Hence for any \(c \in \{0, \ldots , p-2\}\) and \(a \in A^-\), for all pairs \((i, j)\) with \(j-i=1\) and \(c_{i, j} = c\), the value of \(\tau _a(i, j) = d_k(i, a) + d_{\ell }(j, a)\) is determined and is independent of \(i\) and \(j\): if \(h_{k}(a) = +1\), \(h_{\ell }(a) = -1\), then \(\tau _a(i, j) = m-1-(d(j, a) - d(i, a))\), and if \(h_{k}(a) = -1\) and \(h_{\ell }(a) = +1\), then \(\tau _a(i, j) = m-1+(d(j, a) - d(i, a))\).

Let \(a \in A^+\). If \(a < c_{i,j}\), then \(d(i, a) = m - 1\) and \(d(j, a) = 0\) whence \(\{d_{k}(i, a), d_{\ell }(j, a)\} = \{0, m-1\}\) and thus \(\tau _a(i, j) = m-1\). If \(a = c_{i, j}\), then \(|d_{k}(i, a) - d_{\ell }(j, a)| = 1\) since \(d(j, c_{i, j}) - d(i, c_{i, j}) = 1\), and thus \(\tau _a(i, j)\) is an odd integer between \(1\) and \(2m-3\). If \(a > c_{i, j}\), then \(d_{k}(i, a) = d_{\ell }(j, a)\) since \(d(i, a) = d(j, a)\), and thus \(\tau _a(i, j)\) is an even integer between \(0\) and \(2m-2\). In each of these three cases we can see that, for any \(c \in \{0, \ldots , p-2\}\) and \(a \in A^+\), there are at most \(m\) possible values of \(\tau _a(i, j)\) for pairs \((i, j)\) with \(j - i = 1\) and \(c_{i, j} = c\).

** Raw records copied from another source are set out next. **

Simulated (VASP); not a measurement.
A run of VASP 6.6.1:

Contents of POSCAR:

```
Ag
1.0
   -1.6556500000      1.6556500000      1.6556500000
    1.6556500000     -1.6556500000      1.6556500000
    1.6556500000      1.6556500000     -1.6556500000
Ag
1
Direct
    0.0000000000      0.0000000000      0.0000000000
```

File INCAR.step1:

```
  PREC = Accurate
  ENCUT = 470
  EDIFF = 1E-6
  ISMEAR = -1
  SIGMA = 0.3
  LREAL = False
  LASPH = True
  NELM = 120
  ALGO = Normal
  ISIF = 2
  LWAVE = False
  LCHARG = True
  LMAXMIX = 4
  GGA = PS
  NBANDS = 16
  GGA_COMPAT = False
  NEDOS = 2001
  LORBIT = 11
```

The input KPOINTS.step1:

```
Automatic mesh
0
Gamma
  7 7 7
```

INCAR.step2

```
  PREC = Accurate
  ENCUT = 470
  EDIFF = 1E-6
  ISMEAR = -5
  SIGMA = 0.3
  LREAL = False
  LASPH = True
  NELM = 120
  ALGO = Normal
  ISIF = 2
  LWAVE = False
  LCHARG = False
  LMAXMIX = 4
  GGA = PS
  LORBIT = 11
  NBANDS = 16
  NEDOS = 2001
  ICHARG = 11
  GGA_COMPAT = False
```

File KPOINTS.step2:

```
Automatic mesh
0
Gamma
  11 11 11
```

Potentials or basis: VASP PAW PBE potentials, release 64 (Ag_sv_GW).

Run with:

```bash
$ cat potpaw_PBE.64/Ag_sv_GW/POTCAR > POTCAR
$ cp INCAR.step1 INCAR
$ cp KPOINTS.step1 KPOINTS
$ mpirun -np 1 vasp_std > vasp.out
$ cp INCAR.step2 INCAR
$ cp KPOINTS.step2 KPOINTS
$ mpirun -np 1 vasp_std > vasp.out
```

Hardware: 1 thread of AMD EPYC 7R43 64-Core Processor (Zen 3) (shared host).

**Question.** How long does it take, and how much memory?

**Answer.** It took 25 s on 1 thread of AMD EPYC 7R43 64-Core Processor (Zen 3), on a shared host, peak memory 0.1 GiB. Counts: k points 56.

Summarizing, for any \(a, c \in \{0, \ldots , p-2\}\),

$$\begin{aligned} |\{\tau _a(i, j)\mid i, j \in \{1,\dots ,n\}, \,j - i = 1, \,c_{i, j} = c\}| \le {\left\{ \begin{array}{ll}1&{}\text {if}\, {a \in A^-,}\\ m&{}\text {if}\,{a \in A^+.} \end{array}\right. } \end{aligned}$$

Hence

$$\begin{aligned}&|\{\tau (i, j)\mid i, j \in \{1,\dots ,n\},\, j-i=1\}|\\&\qquad \le \sum _{c=0}^{p-2}\,|\{\tau (i, j)\mid i, j \in \{1,\dots ,n\},\, j-i=1,\, c_{i, j} = c\}|\\&\qquad \le (p-1)1^{|A^-|}m^{|A^+|}=(p-1)m^{p/2-1}=(p-1)n^{1/2-1/(2p-2)}. \end{aligned}$$

By a symmetric argument,

$$\begin{aligned}|\{\tau (i, j)\mid i, j \in \{1,\dots ,n\},\, j-i=-1\}| \le (p-1)n^{1/2-1/(2p-2)}.\end{aligned}$$

Therefore

$$\begin{aligned} |\{\tau (i, j)\mid i, j \in \{1,\dots ,n\},\, |j-i|\le 1\}|\le & {} (1+2(p-1))n^{1/2-1/(2p-2)} \\= & {} (2p-1)n^{1/2-1/(2p-2)}, \end{aligned}$$

which completes the proof of the first part of the lemma.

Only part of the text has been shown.